Under the effect of several years of economic crisis, the traditional CFO is now making way for the open and strategic CFO—a value creator, performance driver, innovator, and communicator. And one that is connected and mobile.

The CFO’s role and contributions are no longer limited to their core business. They are realizing that if they optimize finance processes such as invoice processing (AP) they will be better able to manage cash, control spend, contribute to profits, and mitigate risk. And they will find ways to use the data housed in the AP department to make more strategic decisions. This changing role is reflected by ten major transformations:

  1. From a silo approach to an integrated value chain: Automation promotes fluidity of processes and helps to mitigate, even eliminate, the current silos between the different activities of financial departments.
  2. From an individual approach to a coordinated approach: AI-powered automation solutions through the precision of the algorithms help improve decision-making by suggesting the best actions to take.
  3. From an asynchronous approach to a real-time approach: Technological power is making it possible to accelerate the financial processes, to the point that they can be run in real time.
  4. From an elitist approach to a mainstream approach: Artificial intelligence is becoming more widespread and is now within the reach of companies of all shapes and sizes. In the financial domain, software solutions that incorporate AI offer very competitive quality/price ratios, even if the technologies in question remain invisible to the end user.
  5. From a mechanistic approach to an intelligent approach: Human interventions are now focused on strategy and taking care of complex problems and exceptions, whereas repetitive tasks are fully left to the machine. Processes are optimized and the risk of errors is minimized.
  6. From a design approach to a machine learning approach: Earlier technologies had to be continuously reprogrammed by humans, whereas AI is able to learn on its own, allowing faster, better, and more efficient processes to take place and continuously enhance various functions.
  7. From an intermediation approach to an interoperability and collaboration approach: AI-powered automation streamlines processes, making them more effective and collaborative as well as facilitating interactions between the various internal and external stakeholders.
  8. From a historical approach to a predictive approach: The learning abilities of machine learning are not only making it possible to reach conclusions about the past or the present, but are also making it possible to conduct accurate modeling of the future—modeling that is far more powerful and relevant than the traditional methods of projecting past trends in order to anticipate future trends. Predictive models have broadly reached a mature stage of their development and are increasingly demonstrating their effectiveness in finance departments.
  9. From a tedious approach to a staff empowerment approach: By eliminating the tedious tasks performed by human resources, advance technologies powered by AI—such as RPA (robotics process automation) and machine learning—are reshaping skills for the better. Jobs in the financial departments are enriched as staff focuses more time on keeping customers happy, building more positive and productive supplier relationships, and other value-added tasks. All made possible by spending less time filling in spreadsheets and doing manual data entry.
  10. From a cost center approach to a value-added approach: Through automation, financial management is being positioned more as a value creation center than as a cost center, as a performance driver rather than as a cash manager. According to insight from PricewaterhouseCooper, 30–40 percent of time can be reduced with finance automation and behavior change, allowing time for more value-added functions like data analysis.

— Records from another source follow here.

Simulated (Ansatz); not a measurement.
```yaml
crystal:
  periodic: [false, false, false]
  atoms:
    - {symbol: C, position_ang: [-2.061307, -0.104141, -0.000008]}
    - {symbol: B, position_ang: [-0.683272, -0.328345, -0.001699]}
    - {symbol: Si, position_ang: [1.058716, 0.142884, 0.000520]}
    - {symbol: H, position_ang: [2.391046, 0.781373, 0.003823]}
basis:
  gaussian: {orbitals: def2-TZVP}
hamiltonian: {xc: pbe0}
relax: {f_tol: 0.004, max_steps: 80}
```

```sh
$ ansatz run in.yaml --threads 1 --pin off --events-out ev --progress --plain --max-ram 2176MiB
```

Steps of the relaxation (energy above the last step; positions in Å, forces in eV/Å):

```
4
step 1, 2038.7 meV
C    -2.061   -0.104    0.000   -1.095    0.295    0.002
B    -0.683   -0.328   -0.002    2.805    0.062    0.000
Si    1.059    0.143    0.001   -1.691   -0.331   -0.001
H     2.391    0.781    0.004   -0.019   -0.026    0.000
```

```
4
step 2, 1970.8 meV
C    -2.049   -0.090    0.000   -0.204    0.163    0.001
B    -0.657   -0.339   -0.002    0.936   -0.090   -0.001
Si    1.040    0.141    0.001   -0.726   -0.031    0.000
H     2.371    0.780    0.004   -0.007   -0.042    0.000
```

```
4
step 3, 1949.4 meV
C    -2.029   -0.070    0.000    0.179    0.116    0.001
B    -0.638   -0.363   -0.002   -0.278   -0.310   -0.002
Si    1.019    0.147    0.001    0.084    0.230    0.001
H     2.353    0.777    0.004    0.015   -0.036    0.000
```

The transformation of the finance position is bringing with it a number of expectations. For the sake of performance and agility, CFOs must now become the embodiment of modernization and thought leadership for their customers, suppliers, and peers.

In order to meet the new challenges with which they are now faced, CFOs can count on automation as a significant first step in their digital transformation journey to help optimize processes, gain time, increase productivity, and reduce costs.